Flappers were defined by how they dressed, danced and talked.

As Joshua M. Zeitz writes in Flapper: A Madcap Story of Sex, Style, Celebrity and the Women Who Made America Modern, flapper fashion wouldn’t have been complete without the creeping hemline, which by 1925 or 1936 reached a shocking height of 14 inches above the ground. Sheer stockings, sometimes even rolled below the knees, completed the scandalous look.

Flappers wore their skirts shorter so they could show off their legs and ankles—but also so they could dance. They particularly loved the Charleston, a 1920s dance craze involving waving arms and fast-moving feet that had been pioneered by African Americans, first in the South and later in Harlem.

Two flapper women and their dates having a smoke
Kirn Vintage Stock/Corbis via Getty Images
Two flapper women and their dates having a smoke.

Dancing proved challenging in traditional women’s fashion, not only with long dresses but also with traditional corsets that tightly bound a woman’s midsection and accentuated her waist. Around 1923, French designer Coco Chanel introduced what became known as the “garçonne look,” featuring not just high hemlines but dropped or nonexistent waistlines and straight, sleeveless tops. With lighter and more flexible undergarments that created a straight, slim silhouette, this new design allowed women to dance freely.

It wasn’t just their fashion that made flappers; It was also their behavior and attitude. Flappers were young, fast-moving, fast-talking, reckless and unfazed by previous social conventions or taboos. They smoked cigarettes, drank alcohol, rode in and drove cars and kissed and “petted” with different men.

Women move to cities and into the workforce, but stayed in traditional 'women’s roles.'

The flapper was born out of a growing landscape in America. By 1920, for the first time in the nation’s history, more Americans (51 percent) were living in cities rather than in rural areas. As part of the nation's urbanization and economic growth, more and more women were entering the workforce. By 1929, more than a quarter of all women, and more than half of single women, were gainfully employed.

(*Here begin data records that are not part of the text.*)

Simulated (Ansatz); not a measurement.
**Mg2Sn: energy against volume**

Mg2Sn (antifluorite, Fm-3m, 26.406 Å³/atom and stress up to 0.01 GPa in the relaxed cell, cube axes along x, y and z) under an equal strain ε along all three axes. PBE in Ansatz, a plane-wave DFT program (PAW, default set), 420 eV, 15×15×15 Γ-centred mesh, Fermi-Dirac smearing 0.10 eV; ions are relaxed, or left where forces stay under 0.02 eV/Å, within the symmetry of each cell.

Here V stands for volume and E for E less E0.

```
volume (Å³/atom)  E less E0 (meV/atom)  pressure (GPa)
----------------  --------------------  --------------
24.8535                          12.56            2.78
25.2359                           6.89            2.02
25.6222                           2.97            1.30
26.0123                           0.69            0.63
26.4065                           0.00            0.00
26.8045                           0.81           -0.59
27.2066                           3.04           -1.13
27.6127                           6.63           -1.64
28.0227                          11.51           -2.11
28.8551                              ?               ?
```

For the most part, however, the increase in working women didn’t represent a challenge to traditional gender roles. Nearly a third of working women in the 1920s were domestic servants, while the rest were clerical workers, factory workers, store clerks and other “feminized” professions. “Women are working, but they're working in what are called 'women's jobs,’” says Lynn Dumenil, professor emerita of history at Occidental College and author of The Second Line of Defense: American Women and World War I.

Even women who blazed a trail in politics faced barriers due to their gender: Most female officeholders worked primarily on what were seen as “women’s issues,” preventing them from acquiring too much power within their political parties. It progressed though, with a handful of women would be elected to the U.S. House of Representatives (none to the Senate), and many more served at the state and local levels.

Not only were women hitting a glass ceiling with job fields, but workplace discrimination and wage inequality also ran rampant throughout the ‘20s. As Gail Collins writes in her book America’s Women, the average weekly wage for men in 1927 was $29.35, compared to only $17.34 for women.

While their wages were not high, women joined the new mass consumer culture.

Their wages might not have matched that of their male counterparts, but working women used their purchasing power to join the nation’s new mass consumer culture. “The nature of domestic life changes for urban women, certainly, in the '20s,” Dumenil says. By 1927, nearly two-thirds of American homes would have electricity, and new consumer goods like the washing machine, refrigerator and vacuum cleaner were revolutionizing housework and home life. Women were the major target audience for many of the new products, including household appliances, clothing and cosmetics.

The rise of the automobile contributed to the sense of freedom and possibility that suffused the Roaring Twenties. “The car is central to Americans' lives in the 1920s, across the board,” Dumenil explains. “Not everyone can afford one, but consumer credit also expands in the '20s,” leading to a new generation of American debtors. Meanwhile, the information revolution brought about by the emergence of the radio allowed a newly vibrant, youth-centered, urban culture to spread across the United States.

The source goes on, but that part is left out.